Less inferno than slow burn, Rob Zombie’s retro witch thriller The Lords of Salem has plenty of portent but not much payoff. Likely to disappoint die-hard fans of The Devil’s Rejects and other Zombie atrocities, this milder brew still has ’70s-esque style to spare and sports a likable lead perf by Sheri Moon Zombie as a DJ seemingly spun by Satan’s spawn into the lower depths. Theatrical play will pale beside the pic’s ancillary afterlife, although “Lords” isn’t potent enough to rule in either realm.
With torture porn having been snuffed out many moons ago, Zombie hasn’t picked a bad time to tone himself down. Still, as even PG-rated horror has a duty to deliver on some level, the helmer’s narrative dead end here registers not as a lack of nerve so much as a lack of imagination.
Following a tongue-in-cheek prologue set in the late 1600s and showing a witches’ coven getting burned to a crisp, we arrive in the present day, which for Zombie looks and sounds a helluva lot like 1974. Recovering addict Heidi (Sheri Moon Zombie in blond dreadlocks), who lives in a rundown Boston apartment, and co-host of the latenight “Salem Rocks” show, thinks she sees someone or something moving around the unrented unit down the hall. Then at work, she gets an ancient-looking vinyl platter from a band called the Lords that freaks her out even more.

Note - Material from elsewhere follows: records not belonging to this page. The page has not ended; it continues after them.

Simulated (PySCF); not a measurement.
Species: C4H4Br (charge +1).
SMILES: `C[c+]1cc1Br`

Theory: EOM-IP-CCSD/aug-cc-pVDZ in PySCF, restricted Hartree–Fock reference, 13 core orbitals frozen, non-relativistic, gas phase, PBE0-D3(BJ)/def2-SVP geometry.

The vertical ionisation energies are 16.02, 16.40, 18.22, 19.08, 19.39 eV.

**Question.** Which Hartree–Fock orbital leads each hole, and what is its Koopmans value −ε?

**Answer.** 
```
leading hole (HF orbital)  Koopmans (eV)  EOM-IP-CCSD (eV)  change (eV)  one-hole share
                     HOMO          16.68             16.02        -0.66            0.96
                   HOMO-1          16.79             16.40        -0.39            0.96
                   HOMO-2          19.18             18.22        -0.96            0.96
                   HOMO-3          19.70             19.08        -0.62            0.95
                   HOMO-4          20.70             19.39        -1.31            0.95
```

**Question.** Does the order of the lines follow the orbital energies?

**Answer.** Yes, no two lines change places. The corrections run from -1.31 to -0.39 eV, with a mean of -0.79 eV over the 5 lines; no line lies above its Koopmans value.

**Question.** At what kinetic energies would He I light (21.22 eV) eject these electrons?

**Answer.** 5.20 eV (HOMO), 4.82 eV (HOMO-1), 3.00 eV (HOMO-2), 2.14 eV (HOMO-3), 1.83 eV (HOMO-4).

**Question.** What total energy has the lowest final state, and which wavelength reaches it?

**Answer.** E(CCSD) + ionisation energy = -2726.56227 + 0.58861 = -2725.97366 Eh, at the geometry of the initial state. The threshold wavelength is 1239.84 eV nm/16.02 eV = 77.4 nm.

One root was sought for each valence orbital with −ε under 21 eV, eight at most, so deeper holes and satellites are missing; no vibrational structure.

Full of cacophonous bow-sawing and mumbled incantations, this patently avant-garde long-player goes out over the airwaves and puts even listeners at home in a trance. Several scares later and poor Heidi is back on the crackpipe, making it tough for the viewer to tell whether her subsequent visions of the damned are drug-induced or directed by a force even more malevolent than Zombie. Meanwhile, the exhaustive research of occult scholar Francis Matthais (Bruce Davison) puts him in the company of three middle-aged women (Patricia Quinn, Dee Wallace, Judy Geeson) so antiquatedly hospitable, they could pass as pure evil in some quarters.
All of this builds to Heidi being transported by some means or another to 17th-century Salem but not much farther, as the pic simply poops out around the 90-minute mark, leaving an end-credits sequence where an ending ought to be.
In terms of tech credits, The Lords of Salem has its virtues. A handful of setpieces come on like vintage Ken Russell, with Sheri Moon Zombie, her face painted a ghostly white, looking like a human sacrifice or Marilyn Manson groupie. Brandon Trost’s color-bleached widescreen cinematography is particularly well suited to rendering the heroine’s dingy abode and the city’s autumnal chill. Zombie, having proven himself a connoisseur of gloomy ’60s and ’70s pop rock, here delivers another killer playlist, although his pick of the Velvet Underground’s “Venus in Furs” seems a touch obvious.